In 1996, at the height of welfare reform, Congress created Temporary Assistance for Needy Families, a safety net program that replaced the previous cash assistance entitlement program called Aid to Families with Dependent Children.
Instead of an entitlement, the federal government block granted this new pot of welfare dollars — $31.1 billion total in 2017 — to states, giving the local governments broad discretion on how to spend them.
Since then, states have spent the money in wildly different ways. Mississippi’s annual TANF budget is about $108 million, including its 20 percent required state match.
Nationally, states spent just under a fourth of their TANF funds on basic cash assistance, what many people think of as the “welfare check,” for deeply impoverished families.
Mississippi, consistently among those most impoverished states, spent 7.2 percent, or $8.6 million of its welfare funds on these direct cash payments to poor families in 2017, the most recent year for which federal spending data is available. Mississippi Department of Human Services administers the program.
To draw down roughly $86 million in federal welfare funds every year, Mississippi must spend $21.7 million in direct state dollars on one of the four federally-established missions of TANF: provide assistance to needy families so children can be cared for in their home; reduce the dependency of needy parents by promoting job preparation, work and marriage; prevent out-of-wedlock pregnancies; and encourage two-parent families.
This match, called the “maintenance of effort,” may be money the state is already spending on related programs, such as on state financial aid.
In 2017, Mississippi reported TANF spending of $18.8 million on state scholarships serving 13,675 people, up significantly from the $10 million serving 8,987 people it reported in 2016.
According to the state’s rules, these welfare expenditures can pay for scholarships for families up to 350 percent of the poverty line, which is a four-person household income of $90,125 — over double the median household income in the state.

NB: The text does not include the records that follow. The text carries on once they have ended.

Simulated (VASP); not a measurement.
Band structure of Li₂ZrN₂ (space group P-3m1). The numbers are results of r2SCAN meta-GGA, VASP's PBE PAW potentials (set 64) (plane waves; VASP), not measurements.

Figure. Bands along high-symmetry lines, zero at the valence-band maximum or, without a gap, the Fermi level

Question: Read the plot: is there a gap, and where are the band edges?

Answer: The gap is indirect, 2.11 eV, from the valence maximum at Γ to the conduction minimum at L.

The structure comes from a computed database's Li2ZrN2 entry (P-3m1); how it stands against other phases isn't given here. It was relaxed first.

There is no process to target these scholarships to the neediest citizens; in fact, at least 78 percent of the scholarship recipients Mississippi reports serving through TANF in 2017 were from families who would not qualify for TANF, according to a Mississippi Today analysis.
“What they’re doing is perfectly legal. There’s no restriction on it,” said Ife Floyd, Center on Budget and Policy Priorities senior analyst. “What it does show is the state has invested very little from their own coffers for these type of services … It’s a deinvestment in families in poverty.”
This isn’t unusual. Since TANF’s creation, the federal government has allowed states to spend the block grant on activities for folks not otherwise classified as needy — such as marriage counseling for young professionals.
Jacob Black, human services’ deputy administrator of programs, told Mississippi Today in October the agency has used the state scholarships to satisfy its TANF match since the 1990s.
“It’s achieving one of the tenets of TANF, which is the promoting education piece, which is how we can count it,” Black said.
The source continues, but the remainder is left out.